The boundaries of my time zones - past, present and future - are blurred so that I can easily travel back and forth between them whenever I choose: I need no reservations, passport, tickets or suitcases to visit the realms of thought. My mind is a mini nation, an independent state, whose only language is "Rose Mary speak" and of which I am the only citizen and sole proprietor.
The memories recorded on the internal video of my past are overlaid with a golden patina brushed on by the distance of time. My life has consisted more of little moments than major events: As in a symphony, it has minor, quiet, yet lovely melodies more frequently than grand, crashing crescendos.
July 4th reruns: I'm with my parents and brother Earl's family out at Morton Memorial, watching the fireworks. "Ooh! ... Ah! ... " the children cry. Fast forward: Here Bill and I are with Bill's mother and various Clarkes at the family cottage at Camp Lake north of Grand Rapids. I'm rudely awakened during a snooze when my brother-in-law, Bill Drubert, tosses firecrackers under the sleeping porch: "Blam! Blam! Blam!"
1976: Bill has painted an American flag on the wall of our summerhouse. Vicki and we attend a celebration at the Irvington Methodist Church where Dr. Ballard reads the Declaration. Later we sit on the grass at a downtown park with a hundred thousand people and listen to various groups perform. When darkness falls they shoot fireworks from the top of a bank tower. "Ooh! ... Ah! ..." the children cry.

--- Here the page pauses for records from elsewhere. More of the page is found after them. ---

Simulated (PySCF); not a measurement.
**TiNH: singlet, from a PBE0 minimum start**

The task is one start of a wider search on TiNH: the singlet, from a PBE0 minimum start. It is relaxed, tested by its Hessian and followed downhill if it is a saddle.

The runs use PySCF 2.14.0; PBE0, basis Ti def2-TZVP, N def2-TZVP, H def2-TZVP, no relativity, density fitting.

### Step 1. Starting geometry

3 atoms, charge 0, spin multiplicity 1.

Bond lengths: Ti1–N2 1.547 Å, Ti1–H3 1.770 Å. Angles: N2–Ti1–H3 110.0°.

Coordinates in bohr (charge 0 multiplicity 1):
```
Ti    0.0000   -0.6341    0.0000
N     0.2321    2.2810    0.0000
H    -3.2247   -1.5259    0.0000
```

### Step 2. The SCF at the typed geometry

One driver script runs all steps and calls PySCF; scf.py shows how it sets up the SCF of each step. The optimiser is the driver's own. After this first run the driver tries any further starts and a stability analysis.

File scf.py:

In other years we park on a street near the downtown. Vicki and her chum, Sheila, recline on the hood of the car. "Ooh! ... Ah! ...” they cry. When we come home they prance around, waving sparklers ... so long ago ... so long ago.
The celebration in Washington, D.C: four years ago is the best. Our twin grandsons and we join the throng at the National Archives where actors portray the Founders and read from the Declaration and the Constitution. Then we enter a long line to move past the documents that resulted from bold, new thinking. That evening we sit on the steps of the Capitol, part of a huge crowd that stretches from the Capitol on past the Washington Monument and watch a concert and fireworks. "Ooh! ... Ah! ..." the children cry. I think about the diversity -- yet togetherness -- of the American people.
July 4, 2008: We shall be at a family reunion at the summer home of the California Clarkes in Michigan. There will be glasses raised, fond memories of those who are no longer with us and Esther's potato salad or barbecued hot dogs. And children will cry, "Ooh! ... Ah! ..." when they shoot off fireworks.
My upbringing, education, life experiences and observation of the world around me have left an indelible imprint on the basic "me" so that I am what I am. However, the ability to think -- to adapt and to ponder new ideas -- also makes me what I am. As I grow in years, I do hope that I can resist being negative. I want to grow in spirit and understanding and travel down new channels of thought, rather than becoming trapped, like a fossil, in the strata of the past. The old, familiar tunes are sweet, but I want to graft new melodies and verses onto them.